Richard Hammond on: customer service
Having left it too late to buy a birthday present for my wife and having succumbed to the reflexive male response to such a circumstance, I found myself standing sheepishly at the diamond-strewn showcase of a high-end London jewellery shop preparing to spend my way out of trouble.
I was certainly not under the illusion I represented a significant customer, standing in my ripped jeans and knackered Converse at a counter under which glinted small, shiny things of greater value than everything I ever have, or ever will, own. I stumbled up to the smart man behind the counter, scratched my cheek and told him, conspiratorially, that I was not likely to be his best customer of the day, and did he have anything I might see in silver. Rather than waving me away, he stepped around the counter, introduced himself and treated me with deference and dignity. Now that
is customer service. And I think we are seeing it in a lot of places today.

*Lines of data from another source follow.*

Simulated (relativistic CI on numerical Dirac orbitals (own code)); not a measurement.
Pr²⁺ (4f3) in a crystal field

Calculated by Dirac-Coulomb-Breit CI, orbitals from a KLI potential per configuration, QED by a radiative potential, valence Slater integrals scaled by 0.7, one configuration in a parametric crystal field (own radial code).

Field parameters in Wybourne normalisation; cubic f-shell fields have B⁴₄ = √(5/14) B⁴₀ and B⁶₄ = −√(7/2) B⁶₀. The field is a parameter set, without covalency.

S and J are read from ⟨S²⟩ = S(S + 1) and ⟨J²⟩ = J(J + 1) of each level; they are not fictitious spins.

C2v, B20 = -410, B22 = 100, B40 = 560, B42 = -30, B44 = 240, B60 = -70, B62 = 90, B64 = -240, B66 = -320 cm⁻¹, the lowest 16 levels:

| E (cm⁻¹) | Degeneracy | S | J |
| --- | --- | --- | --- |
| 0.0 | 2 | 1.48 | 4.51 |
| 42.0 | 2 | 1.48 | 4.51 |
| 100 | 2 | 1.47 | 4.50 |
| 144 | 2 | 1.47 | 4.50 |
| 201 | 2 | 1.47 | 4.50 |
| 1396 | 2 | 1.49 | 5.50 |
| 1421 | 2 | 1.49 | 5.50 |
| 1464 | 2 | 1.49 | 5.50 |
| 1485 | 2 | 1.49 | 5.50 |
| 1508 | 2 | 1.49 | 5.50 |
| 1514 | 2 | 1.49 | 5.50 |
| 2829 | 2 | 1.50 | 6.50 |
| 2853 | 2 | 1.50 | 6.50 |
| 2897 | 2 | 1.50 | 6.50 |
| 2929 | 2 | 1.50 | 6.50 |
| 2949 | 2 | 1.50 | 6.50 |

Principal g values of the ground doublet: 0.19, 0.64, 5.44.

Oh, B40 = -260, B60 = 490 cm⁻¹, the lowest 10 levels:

We expect to be treated well, whether we are buying a bracelet, a car, a cupcake or a pen. We, the modern consumer, want our opinions heard and our needs considered. And we want a nice cup of coffee, free of charge, and a leather sofa to sit on. And, most of the time, we get all of these things. Why, then, is the business of buying a motorcycle still rooted in the burger-van and beer-gut culture of 30 years ago? I'm about to replace my bike with a newer, better version costing 10 times what I spent on my wife's bracelet - oh, I wish I hadn't said that - and spoke to the man at a huge motorcycle dealership in Stoke. Russ has many fine qualities; he is funny, bright and loyal. He is not, with the best will in the world, the most crisply turned-out of individuals. He will not mind me saying this, or if he does, he will mash me to a pulp and I shall be expected to laugh about it afterwards.
I have shopped around for this bike, and many more before, over my quarter-century of biking and the experience has been pretty uniform. There is a tatty desk, there is a squeaky chair, there is the ever-looming horror of the finance forms to be completed and there is a range of shiny, wonderful, exciting, life-enhancing bikes clustered around you. I spoke to Russ about this. Where is the corporate carpet and the free wi-fi? What if I, the motorcycle customer, want a tall-skinny-mocha-choca-cappuccino while wondering if the Kawasaki ZZR1400 is for me? "You can get lost" is what Russ didn't actually say, but what his fabulously faded T-shirt and amiable grin told me without words.
I remember a new type of motorcycle dealership being launched some 15 years ago. It had a cafe with leather sofas. You could get measured for a race suit, choose an expensive crash helmet displayed under custom lighting on glass shelves. And it went bust pretty quickly. In my town, Ross-on-Wye, Lucas Motorcycles is run by three generations of the same family. The guys generally stock about three bikes, there is a kettle but it's covered in oil, the workshop is well-equipped but draughty, and it hasn't gone bust in its four or five decades of trading. And Russ cleared it all up for me: that's how we, as bikers, want it.
When we buy a car or a cupcake, we do so as the accountant, shop assistant, solicitor or nurse we are the rest of the time. When we buy a bike, we do so as bikers, regardless of our jobs, and we want to be treated as such. Indeed, as we go through the difficult process of deciding which steed best fits our needs, self image, abilities and budget, we are more intensely a biker than at any other time. And this revelation fills me to the brim with a powerful joy.
I had worried that biking was going to become the preserve of city brokers who want to be greeted by an obsequious man in a suit when they buy their 15-grand adventure bike, and set off in matching jacket and trousers across the wilds of Kensington. But this will not happen. Bikers are a self-righting bunch.
Many city types play five-a-side football. And when they do, they do so dressed in football kit and they spit and sweat. They do not expect to be escorted onto the pitch by a man in a suit and offered a posh coffee. And if they are also a biker, then, when they ride or buy a bike, they wear jeans or leathers and eat burgers and drink coffee in polystyrene cups. And then it's back to the office, with the new bike sitting outside getting the dreams warmed up. And that's the point. The new Ducati Panigale goes on sale about now. The top-spec version costs £23,500, and anyone asking for a fancy pen to sign the cheque or a leather sofa to sit on should be told to bugger off out of it and buy an Audi.